LAKE COUNTY, Minn. — A full-sized replica of Split Rock Lighthouse's third-order Fresnel lens — like the one that occasionally casts its beam out over Lake Superior — is among the highlights of the biggest update to the popular state park's on-site museum's programming since 1997.
The new exhibition in the visitors' gallery space, which opens later this month, also includes the wheel of the sunken Madeira, stories from the Indigenous people who have long lived on Lake Superior and tales of the lighthouse keepers of yesteryear — complete with a cap worn by the first, Orren Young.
The star of the show, though, is a variation on the prismed lens that casts the beacon light that captains would have kept a keen eye on in this landmark's heyday.
The replica of the full-sized third-order Fresnel lens turns slowly in the heart of the gallery in the visitor center and is capable of sending out one white flash every 10 seconds — a pattern and pace that was the characteristic, or signature style, of Split Rock Lighthouse, making it identifiable to crews on Lake Superior during the more than 50 years it was active.
At eye level, the acrylic paneled lens delivers a big impact.
"We wanted that to be like the statement piece," said Hayes Scriven, the lighthousekeeper who lives on the grounds with his family.
Like its counterpart lens, which still turns in the lighthouse but isn't often lit, the replica is more than 5½ feet tall, 7 feet in diameter and weighs 650 pounds. It has 252 prisms that shine and make small rainbows in the museum space. If needed, Scriven said, it could replace the current lens. The Fresnel lens, which was added in 1910, is available for viewing at the top of a 22-step spiral staircase in the lighthouse, but from a distance.
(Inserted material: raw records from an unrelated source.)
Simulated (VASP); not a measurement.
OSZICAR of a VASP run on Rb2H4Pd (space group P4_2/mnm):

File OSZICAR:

The exhibition is temporarily behind closed sliding doors, but will be unveiled May 26 during North Shore Community Night. The lighthouse beacon will be lit for the event, like it was recently to honor the late Gordon Lightfoot, the singer-songwriter of the Lake Superior ballad "The Wreck of the Edmund Fitzgerald." The beacon is traditionally lit on the anniversary of the sinking of the Edmund Fitzgerald in a ceremony honoring the lost crew members.